February 25, 2021: In yet another major step towards ensuring sustainable growth of Pakistan’s IT Industry, Pakistan Software Export Board (PSEB) has signed a Memorandum of Understanding with Pakistan Stock Exchange (PSX).

The MOU was signed at Pakistan Stock Exchange. Mr. Osman Nasir, Managing Director, Pakistan Software Export Board and Mr. Mr. Farrukh H. Khan, Chief Executive Officer & Managing Director, Pakistan Stock Exchange signed the MOU. Senior Officials from the Federal Ministry of IT & T, Pakistan Software Export Board, Security & Exchange Commission of Pakistan, Pakistan Stock Exchange and IT Industry representatives were present at the occasion.

Osman Nasir, Managing Director PSEB said that the Company would work with Pakistan Stock Exchange to conduct seminars, workshops and events to create awareness of the benefits of listing for IT/ITeS companies and work with PSX authorized financial advisors, consultants  and lead managers to assist the selected IT/ITeS companies for listing. He said that the Company is aiming to have 40 technology companies registered on Pakistan Stock Exchange and would extend significant financial and technical assistance to the tech companies to get listed on Pakistan Stock Exchange.

Shoaib Ahmed Siddiqui, Secretary IT said that one of the main factors impeding the growth of Pakistan’s IT sector is access to capital. Pakistani Tech companies that get listed on Pakistan Stock Exchange would be able to raise funds by issuing shares which can subsequently be used for further business expansion.  By listing on the stock exchange, a company gains instant credibility and stature with the prospective clients and suppliers. This is a significant advantage particularly for Pakistani tech companies as it makes it easier to solicit overseas customers due to increased credibility that comes from being listed on Pakistan Stock Exchange. Listing on stock exchange also improves corporate governance and companies can maintain more autonomy and control through ability to rapidly raise low-cost capital compared to banks, venture capitalists or private investors.

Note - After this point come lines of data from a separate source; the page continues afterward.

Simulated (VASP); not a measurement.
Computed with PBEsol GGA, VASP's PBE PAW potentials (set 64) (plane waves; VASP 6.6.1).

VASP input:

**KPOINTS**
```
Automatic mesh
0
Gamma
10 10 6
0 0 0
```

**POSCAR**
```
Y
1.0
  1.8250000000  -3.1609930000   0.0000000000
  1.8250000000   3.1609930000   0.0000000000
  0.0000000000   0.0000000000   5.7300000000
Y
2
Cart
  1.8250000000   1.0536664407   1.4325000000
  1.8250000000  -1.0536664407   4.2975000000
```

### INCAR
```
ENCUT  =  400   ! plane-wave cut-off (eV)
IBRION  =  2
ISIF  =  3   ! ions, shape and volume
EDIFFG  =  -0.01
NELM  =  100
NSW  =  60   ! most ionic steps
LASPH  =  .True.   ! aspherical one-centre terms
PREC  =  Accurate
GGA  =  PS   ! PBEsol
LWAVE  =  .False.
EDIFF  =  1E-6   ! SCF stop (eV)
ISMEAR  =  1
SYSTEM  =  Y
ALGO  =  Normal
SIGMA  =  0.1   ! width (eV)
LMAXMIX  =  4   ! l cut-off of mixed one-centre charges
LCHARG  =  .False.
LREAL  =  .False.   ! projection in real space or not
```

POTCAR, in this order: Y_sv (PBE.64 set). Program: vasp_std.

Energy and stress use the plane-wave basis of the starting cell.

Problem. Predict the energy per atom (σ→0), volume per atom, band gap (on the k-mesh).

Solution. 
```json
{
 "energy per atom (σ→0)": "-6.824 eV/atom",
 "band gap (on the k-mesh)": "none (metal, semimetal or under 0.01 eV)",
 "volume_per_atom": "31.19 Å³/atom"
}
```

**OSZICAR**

Syed Amin Ul Haque, Minister for Information Technology & Telecommunication in his comments stated that the MOU is a giant leap forward for development of Pakistan’s IT Industry. This is the first ever MOU signed between PSEB and Pakistan Stock Exchange. The goal is to increase the number of listed technology companies on PSX Main Board & GEM Board which would in turn help to strengthen financial ecosystem for IT sector growth and contribute to efforts for building a strong brand image of Pakistan’s  IT industry in the international markets. Due credit goes to Security and Exchange Commission of Pakistan for reducing corporate governance rules from 21 to 3 and for making it easier for technology firms to register on PSX.

According to Pakistan Stock Exchange Managing Director, Farrukh Khan, “PSX’s Growth Enterprise Market (GEM) Board facilitates small and medium sized enterprises, greenfield projects and tech startups to get listed on the Stock Exchange and raise capital. The listing regulations for the GEM Board have been made flexible vis a vis the Main Board while listing costs are significantly lower. Furthermore, there is an expanded list of Advisors to choose from, which adds to the convenience of issuers”. Mr. Khan further stated, “The GEM Board of PSX provides an ideal opportunity for small to medium sized growth enterprises such as IT firms and tech start-ups to raise capital and expand their business horizon. These companies must capitalise on this opportunity and raise low cost capital through the Exchange, which is crucial for their expansion and outreach. At the same time, listing on the Exchange will attract attention to these companies, locally as well as internationally. Importantly, listing on the GEM and Main Board also provides a potential exit to investors. Such an exit avenue will make it easier for tech companies to raise venture capital”.

Small to medium enterprises make up a big chunk of business enterprises in Pakistan. SMEs constitute nearly 90% of all enterprises in Pakistan. They contribute about 40% to the annual GDP and employ about 80% of the non-agricultural labor force. The growth enterprises play a major role in a country’s economy. They provide a large number of jobs and contribute significantly to the GDP of a country.

Press Release

GTYR: Improved sales volume lifts profits by 13.8x

February 25, 2021 (MLN): General Tyre and Rubber Company (GTYR) has posted net profits of Rs 405.9 million during 1HFY21, which is 13.8x higher than the profits of Rs 29.29 million earned in the corresponding period last year.

This reflected in the company’s earnings per share as it jumped to Rs 3.33/sh compared to Rs 0.24/sh in 1HFY20.

The rise in profitability during the period was attributable to higher sales volume on account of growth in auto assemblers’ sales. The net revenues of the company rose significantly by 41% YoY on the back of improved sales volume of auto/tractor. The gross margin of the company also improved to 18% from 16% in the comparative period.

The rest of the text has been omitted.